In a glass cabinet at the King Edward Mine Museum near Redruth, a bright blue display for Cornish Lithium sits incongruously among Victorian machinery and sepia-toned mining uniforms. It is, in its way, an apt symbol of what is happening beneath England’s most westerly county: the return of mining to a landscape that lost it, and the complicated question of what that return will actually deliver.
Cornwall sits on one of Europe’s largest lithium deposits, a fact that has sent politicians into something approaching rapture. Boris Johnson called it the “Klondike of lithium” in 2021. Keir Starmer described critical minerals as “the backbone of modern life” last year. UK demand for lithium is projected to rise by 1,100% by 2035, driven by the government’s electric vehicle and battery storage ambitions. China controls roughly a quarter of global production and more than half of global processing capacity, and ministers are scrambling for alternatives. Cornwall, they hope, is part of the answer.
Three companies are attempting to make that ambition real. Geothermal Engineering Ltd produced Britain’s first commercial battery-grade lithium earlier this year — somewhat accidentally, as the firm’s chief operating officer Tony Wilson acknowledges. GEL’s primary business is geothermal energy: water is pumped five kilometres into naturally heated granite, brought back to near boiling point and driven through a turbine to generate enough electricity for 10,000 homes. The lithium is a byproduct extracted from the brine before the water is returned underground. “Our lithium concentrations are actually going up rather than going down,” Wilson says. GEL believes it can produce enough lithium carbonate to supply around 250,000 electric vehicles a year within a decade, and targets around 10,000 tonnes of annual lithium carbonate by 2030 — approximately a fifth of the government’s projected UK demand.
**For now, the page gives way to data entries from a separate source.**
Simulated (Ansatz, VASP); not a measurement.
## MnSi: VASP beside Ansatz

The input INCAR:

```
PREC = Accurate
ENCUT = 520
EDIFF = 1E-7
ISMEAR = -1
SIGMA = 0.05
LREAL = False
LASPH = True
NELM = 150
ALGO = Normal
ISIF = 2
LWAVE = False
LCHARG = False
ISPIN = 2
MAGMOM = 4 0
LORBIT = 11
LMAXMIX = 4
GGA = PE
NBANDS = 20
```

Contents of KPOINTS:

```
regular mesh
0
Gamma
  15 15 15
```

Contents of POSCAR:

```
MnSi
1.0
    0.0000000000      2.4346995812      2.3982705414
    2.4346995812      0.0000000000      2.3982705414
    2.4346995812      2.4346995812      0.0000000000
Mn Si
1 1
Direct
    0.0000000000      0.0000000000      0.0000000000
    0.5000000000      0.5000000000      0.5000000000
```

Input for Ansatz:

Cornish Lithium has been producing battery-grade samples through hard rock mining since late 2025 and targets a commercial plant by 2029. It projects a similar volume of output and 300 direct jobs over the 20-year lifespan of its Trelavour project, plus 800 during construction. The South Crofty tin mine — the UK’s last, closed in 1998 — is also being reopened to meet growing critical minerals demand.
The jobs question is the one that matters most to communities like Redruth, which ranks among England’s most deprived towns. In its Victorian heyday, mining employed 30% of men aged 15 to 69 in the area. The collapse, when it came, was devastating — cheaper foreign tin and copper flooded the market, and tens of thousands emigrated in the late 19th century, giving rise to the old saying that at the bottom of every hole in the world, you will find a Cornishman. Today the economy runs on seasonal tourism, daffodil picking and foodbanks. Younger people leave. “Mining is well-paid, well-qualified work,” says David Ager, chairman of the King Edward Mine Museum. “This gives young people an opportunity to make a living here.”
But the promise has already been punctured once. The most ambitious project on paper — a joint venture between British Lithium and French mining giant Imerys, sitting on one of the UK’s largest confirmed deposits near St Austell — was mothballed in February 2026 after Imerys pulled its funding. Global lithium prices had crashed more than 80% from their 2022 peak, driven by oversupply and slower-than-expected electric vehicle adoption. Between 40 and 70 employees were made redundant. The promised 300 jobs will likely not materialise.
There is a further structural constraint even for the projects that do proceed. Cornwall can produce raw lithium — but that is only the first step. The metal must be refined and processed into cathode active material before it enters a battery cell. China controls around 60% of that processing capacity, meaning Cornish lithium could still be shipped east for processing before returning as battery components. Green Lithium’s planned Teesside refinery, targeted for completion by 2029, is the only domestic answer currently on the horizon.
The Camborne School of Mines has relaunched its mining engineering degree at the University of Exeter, and early signs of workforce renewal are emerging. Wilson notes that staff are already working at GEL who would not otherwise be in Cornwall. A statue of a tin miner stands in the centre of Redruth, pick in one hand, ingot in the other. Whether a future statue will hold a battery and a bag of metallic powder remains uncertain. But the direction of travel, at least, has changed.